Remember that employee engagement survey you conducted last year? Well, if the survey and its results aren’t top-of-mind with management, it is likely employees will have kicked those ideas under the rug as well.
An engagement survey isn’t like spring cleaning. You don’t do it once-a-year to … get it done. It’s a roadmap, when implemented well, to continuous growth in your organization. A good survey, with benchmark data, is a window into what motivates, and de-motivates your employees, specific to the organization and even to different departments within an organization. By taking the time to analyze results, understand employees, and taking a step back to get a bird’s eye view of the organization’s culture, an engagement survey is an invaluable tool that can help leaders make decisions to affect change.
Significant change can only come from actionable ideas. With the excitement of the New Year still buzzing, take the time to dust off the survey and continue with the action plans established after receiving survey results, starting with reminding your employees that they have been heard and not forgotten.

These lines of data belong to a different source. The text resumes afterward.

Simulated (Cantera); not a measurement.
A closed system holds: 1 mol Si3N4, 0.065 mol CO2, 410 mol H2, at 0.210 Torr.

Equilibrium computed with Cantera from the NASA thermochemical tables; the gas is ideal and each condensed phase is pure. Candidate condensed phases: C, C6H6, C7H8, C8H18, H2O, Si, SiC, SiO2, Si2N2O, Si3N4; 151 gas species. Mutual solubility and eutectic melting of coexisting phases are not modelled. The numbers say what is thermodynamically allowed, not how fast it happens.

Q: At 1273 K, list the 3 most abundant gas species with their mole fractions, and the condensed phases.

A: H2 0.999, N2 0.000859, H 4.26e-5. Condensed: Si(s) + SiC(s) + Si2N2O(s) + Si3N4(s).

1. Communicate with your team. However big or small the organization, HR should write an e-mail discussing the survey results (and, perhaps, reminding employees about the survey), celebrating teams that have been successful and recognizing challenges the organization faces. Transparency is critical.
2. Now what? Senior leaders should have gotten together to discuss these challenges and come up with action plans accordingly. Better yet, they should bring these challenges to their teams for ideas on how to tackle them. Hopefully, this has been done. If not, it’s not too late. Dig in!
3. Discuss progress. Based on the survey results from the previous year, each team should have been working on an action plan. Share progress and setbacks. Share what resources are being allocated to address challenges and issues within the organization. When employees see that the survey translates to real action, resources, and time, the survey becomes a powerful tool for change, not just a gripe session that’s soon forgotten.
4. Give your team the tools to succeed. In the survey, global ideas and needs will come through. Creating a culture of accomplishment is a way to build teams and the organization. Give collaborators the skills they need to tackle the biggest challenges. Teach them how to break down challenges into small pieces. Be available to collaborators (especially when implementing new programs, new policies, or any changes). Be clear about expectations. Better yet, set expectations together. This drives accountability.
5. Build a culture of risk takers. Give employees the tools to reach beyond, knowing that failure is an essential part of growth. Assign stretch tasks – tasks that push employees beyond their comfort zone. Make your teams psychologically safe. There’s a lot of give-and-take in this phase of growth, but it’s the only way to see how much space you can give each employee, as each individual varies in comfort and skill levels.
Based on the employee survey, you have a lifetime of actionable items to work with. Whether it’s accountability, communication, transparency, or different competencies, build your organization’s culture around transparency and action. Don’t lose the energy of the New Year to the humdrum of last year. Give your employees new leadership and technology skills and inject spark in your organization.